INVESTIGATIVE REPORTING

Investigative reporting is a form of Journalism, in which reporters deeply investigate a single topic of interest, such as serious crimes, political corruption, or corporate wrongdoing. An investigative journalist may spend months or years researching and preparing a report. Practitioners sometimes use the terms “watchdog reporting” or “accountability reporting.”

Most investigative journalism has traditionally been conducted by newspapers, wire services, and freelance journalists. Investigative journalism is finding, reporting, and presenting news which other people try to hide. It is very similar to standard news reporting, except that the people at the centre of the story will usually not help you and may even try to stop you doing your job.

Basic principles

News value

  • Most newspapers, radio and television stations get a lot of requests from people to “investigate” some alleged wrongdoing. In many cases these are silly matters, lies or hoaxes. But you should spend some time on each tip-off, to decide whether it will make a story.
  • Sometimes, the story might only affect one person and be so trivial that it is not worth following up. Remember you have limited time and resources, so you cannot follow every story idea. Use your news judgment.

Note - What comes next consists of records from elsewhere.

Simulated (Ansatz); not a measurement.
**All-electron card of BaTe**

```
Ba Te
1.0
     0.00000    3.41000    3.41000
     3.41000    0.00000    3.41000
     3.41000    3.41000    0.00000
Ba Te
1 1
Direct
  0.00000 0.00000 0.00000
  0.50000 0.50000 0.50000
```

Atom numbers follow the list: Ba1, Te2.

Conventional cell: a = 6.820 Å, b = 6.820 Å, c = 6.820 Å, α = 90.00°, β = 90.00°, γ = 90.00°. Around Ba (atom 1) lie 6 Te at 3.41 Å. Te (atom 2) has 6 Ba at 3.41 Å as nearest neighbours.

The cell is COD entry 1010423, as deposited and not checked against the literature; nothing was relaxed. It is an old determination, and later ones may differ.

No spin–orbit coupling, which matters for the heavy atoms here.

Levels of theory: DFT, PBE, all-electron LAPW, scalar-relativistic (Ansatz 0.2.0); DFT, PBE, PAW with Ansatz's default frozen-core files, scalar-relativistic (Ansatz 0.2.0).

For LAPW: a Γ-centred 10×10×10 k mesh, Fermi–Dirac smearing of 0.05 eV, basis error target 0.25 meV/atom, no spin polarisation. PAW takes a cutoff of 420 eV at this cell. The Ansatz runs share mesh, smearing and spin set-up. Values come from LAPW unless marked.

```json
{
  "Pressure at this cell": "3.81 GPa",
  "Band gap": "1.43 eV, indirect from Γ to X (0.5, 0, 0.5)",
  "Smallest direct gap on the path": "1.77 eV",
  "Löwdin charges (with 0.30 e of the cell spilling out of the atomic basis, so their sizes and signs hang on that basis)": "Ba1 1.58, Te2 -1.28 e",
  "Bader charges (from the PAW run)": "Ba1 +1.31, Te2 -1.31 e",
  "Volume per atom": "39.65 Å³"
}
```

Keep your eyes and ears open

  • Always be on the lookout for possible stories.. Good investigative reporters do not let any possible story clues escape. They write them down because they might come in useful later.
  • Listen to casual conversations and rumour. Careless words give the first clues to something wrong, but never write a story based only on conversation you have overheard or on rumour.

Get the facts

  • Investigative reporting means digging up hidden facts. People will try to hide things from you. You must gather as many relevant facts as you can. Your facts must be accurate, so always check them.

 Fit the facts together

  • As you gather the facts, fit them together to make sure that they make sense.

Check the facts

  •  You must always check your facts.

Evidence

In addition to gathering facts, you should also gather evidence to support those facts.

Threats

People may threaten you to try to stop your work. We need courage to face them. All threats should be reported immediately to your editor or your organisation’s lawyer.

Work within the law

Journalists have no special rights in law. Unlike the police, journalists cannot listen in to other people’s telephone calls or open their letters. Journalists cannot enter premises against a person’s wish. You must work within the law, but more than that, you should not use any unethical methods of getting information.

Investigative journalists need all the skills of general reporting, but especially:

  • Should be alert to recognise story ideas and important facts which people are trying to hide
  • an ordered mind to make notes, file information and fit lots of facts together
  • Patience to collect or dig the information
  • Good contacts throughout society.
  • To have some courage to stand against threats from people you are investigating. Submitted by Chitra Murugesan, I MA JMC, 2022.

2 thoughts on “Reporting & Editing/Investigative Reporting

  1. Investigative reporting has been explained variously as an essential element of democracy, as a subdivision of showbusiness, as favouring a narrative of ‘good versus evil’ at the expense of questioning structural forces, as an elitist form of journalism of little interest to the public, and as the tribune of the common people.

  2. Methods of Investigation

    Based on interviews with a wide range of practitioners, David Spark produced the following advice for fledgling investigators:
    •Get to the facts at the heart of an issue- don’t be content with spokesmen’s comments.
    • Explain difficult concepts – don’t write around them.
    • Don’t just echo the views of your main source – find other sources with other views.
    Speak to as many relevant people as possible.
    • Ask the simple and obvious questions which open out
    the subject.
    • Don’t take everything and everyone at their face value.
    • Remember that everyone, every organisation and every event has a history which may have a bearing on what is happening now.